Unix and Linux Help, Resources and information for Unix/Linux, Mac OS X. Articles on blogging, web site mechanics, and self employment. Mostly techy, Unix/Linux related, but we don't really try to stay tightly focused. If you've never been here before, there's a lot to explore.
Kerio is renaming its mailserver to "Kerio Connect". My initial reaction is that changing "Mailserver" to "Connect" is a bad idea. They feel that because the product is so much more than a mailserver, changing the name is appropriate.
I do partly agree. Many of my customers only use the email features and ignore all of the collaboration aspects. Sometimes that's because they see no need for scheduling, etc. and sometimes it's because they just never noticed those capabilities (someone only using POP or IMAP, for example).
Well, regardless of how I feel about it, the next release will be Kerio Connect. It's in beta now and looks solid enough that its release is likely not very far way, so let's take a look at what it offers.
A few releases back Kerio introduced scheduled administrative deletion of Junk and Deleted Items messages. With Kerio Connect 7, this has been extended to include all folders (except Contacts, for obvious reasons). You can set a policy that automatically deletes all messages domain-wide after so many years.
I don't see this as particularly useful for most companies. First, it's only domain-wide - at least right now, this hasn't been brought to individual users as the control of Junk and Deleted is now. Some users may need to keep some email (or particularly specific email folders) forever. I think this needs more fine-grained control to be useful.
One of the first features I noticed is distributed domains. From the manual:
If your company uses more Kerio Connect servers physically scattered (located in different cities, countries, continents), you can now add them to a cluster and move all users across all servers involved into a single email domain (distributed domain).
Note that this isn't load balancing. One server is the master point where all incoming email arrives; it is responsible for relaying any that belong at a satellite server. The "slave" servers should have the master set as their relay also if you want single-point archiving and backup.
The "Master /Slave" designation is arbitrary. All servers are really peer to peer and use the same directory service. You determine which servers mailboxes belong on which server and which is the master. Obviously that would need to be the server that is set as the MX for the domain also.

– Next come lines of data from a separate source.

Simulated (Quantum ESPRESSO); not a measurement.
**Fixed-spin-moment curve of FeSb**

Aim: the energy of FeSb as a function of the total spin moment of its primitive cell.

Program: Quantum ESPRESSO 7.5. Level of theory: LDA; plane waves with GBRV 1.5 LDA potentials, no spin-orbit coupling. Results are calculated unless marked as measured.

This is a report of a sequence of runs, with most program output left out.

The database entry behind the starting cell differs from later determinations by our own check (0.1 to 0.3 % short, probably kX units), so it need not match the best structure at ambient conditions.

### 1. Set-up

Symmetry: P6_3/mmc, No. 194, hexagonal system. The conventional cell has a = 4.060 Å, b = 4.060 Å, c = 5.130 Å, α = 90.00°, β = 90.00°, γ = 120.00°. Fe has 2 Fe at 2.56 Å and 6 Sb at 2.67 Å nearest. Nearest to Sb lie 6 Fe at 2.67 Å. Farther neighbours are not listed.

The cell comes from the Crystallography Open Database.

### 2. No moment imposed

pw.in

You'll find this in Services, set to run on port 587. Kerio suggests using this to get around the problem of outgoing port 25 being blocked at hotels and public access points. The user sets his outgoing SMTP port to 587 and the Kerio server listens on that. As this service requires authentication, it can't be used by spammers - unless they've hacked the user's account, of course, but at least we do then absolutely know the source of the spam!
The Message Submission service is defined in RFC 2476 and has much more to do with mail architecture than just bypassing blocked ports. This FAQ: SMTP Message Submission to Proposed Standard describes the reasoning behind the RFC.
The release notes say:
Kerio Connect uses a more efficient file access method to the message store data. This includes the properties.fld database access and listing mailbox folders.
That doesn't tell us much, does it?
The "properties.fld" file is apparently IMAP annotation data. It's interesting to look at what these metadata files are:
But that still doesn't tell us how any of this helps speed up file access.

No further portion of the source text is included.